Congressman Chris Smith kicked off the first session of the Congressional Caucus on Human Trafficking this week for the 111th Congress, outlining past successes and offering a preview to future challenges.
Congressman Chris Smith kicked off the first session of the Congressional Caucus on Human Trafficking this week for the 111th Congress, outlining past successes and offering a preview to future challenges.
As Co-Chairman and a Ranking Republican on the caucus, Smith briefed caucus members on the William Wilberforce Trafficking Victims Protection Reauthorization Act of 2008, which was signed into law in December.

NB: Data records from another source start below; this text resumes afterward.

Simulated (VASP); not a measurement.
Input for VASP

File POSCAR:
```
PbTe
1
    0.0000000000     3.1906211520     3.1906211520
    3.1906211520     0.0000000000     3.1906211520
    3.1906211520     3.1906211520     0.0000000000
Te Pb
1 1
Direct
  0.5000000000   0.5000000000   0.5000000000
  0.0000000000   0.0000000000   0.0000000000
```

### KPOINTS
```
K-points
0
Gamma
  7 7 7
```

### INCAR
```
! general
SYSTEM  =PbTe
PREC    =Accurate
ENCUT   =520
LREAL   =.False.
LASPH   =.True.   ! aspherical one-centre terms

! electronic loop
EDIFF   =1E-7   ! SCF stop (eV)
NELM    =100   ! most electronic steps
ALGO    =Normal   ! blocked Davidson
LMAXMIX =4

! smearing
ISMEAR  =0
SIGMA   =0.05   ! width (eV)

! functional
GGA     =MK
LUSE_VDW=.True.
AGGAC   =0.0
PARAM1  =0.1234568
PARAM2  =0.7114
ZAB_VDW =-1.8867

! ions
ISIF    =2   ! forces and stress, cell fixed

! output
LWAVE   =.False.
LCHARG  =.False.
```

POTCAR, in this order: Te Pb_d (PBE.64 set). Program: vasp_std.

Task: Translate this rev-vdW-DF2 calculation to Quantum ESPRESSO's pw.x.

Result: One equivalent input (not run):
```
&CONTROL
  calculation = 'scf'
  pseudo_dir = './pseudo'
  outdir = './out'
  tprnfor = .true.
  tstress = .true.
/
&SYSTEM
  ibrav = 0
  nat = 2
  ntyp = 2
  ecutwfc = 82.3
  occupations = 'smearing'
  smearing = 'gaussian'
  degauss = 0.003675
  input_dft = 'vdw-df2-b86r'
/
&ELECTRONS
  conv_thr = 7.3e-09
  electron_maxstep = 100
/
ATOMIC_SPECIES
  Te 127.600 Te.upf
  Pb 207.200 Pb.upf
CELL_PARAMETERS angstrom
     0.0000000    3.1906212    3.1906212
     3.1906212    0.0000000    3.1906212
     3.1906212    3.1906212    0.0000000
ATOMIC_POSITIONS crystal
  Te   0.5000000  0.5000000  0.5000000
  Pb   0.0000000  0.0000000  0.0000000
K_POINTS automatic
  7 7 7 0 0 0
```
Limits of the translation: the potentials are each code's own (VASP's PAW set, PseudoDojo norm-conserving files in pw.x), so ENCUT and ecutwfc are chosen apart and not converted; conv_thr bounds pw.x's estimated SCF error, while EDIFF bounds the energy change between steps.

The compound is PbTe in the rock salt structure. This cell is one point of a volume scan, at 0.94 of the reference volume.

“We must do more to protect those who are vulnerable both within our own borders and abroad,” Smith said.
“The William Wilberforce Trafficking Victims Protection Reauthorization Act aims to do just that by updating, expanding, and improving the Trafficking Victims Protection Act of 2000. There have been lessons learned since the first law was enacted eight years ago and subsequently reauthorized in 2003 and 2005. They are incorporated into this law as we try to do an even better job in mitigating the suffering of the victims while simultaneously going after those who traffic and the countries that harbor traffickers, who are also part of the problem themselves.”
Now in its third year, the caucus is a bipartisan organization, with Smith (R-NJ) as the lead Republican, and Rep. Carolyn Maloney, (D-NY) as the lead Democratic.
Smith wrote the Trafficking Victims Protection Act of 2000, a landmark law and its numerous reinforcing provisions to prevent trafficking, to protect victims and to prosecute those who traffic. The law has been a model statute for other governments, which have adopted many of its provisions in whole or in part to combat human trafficking around the world.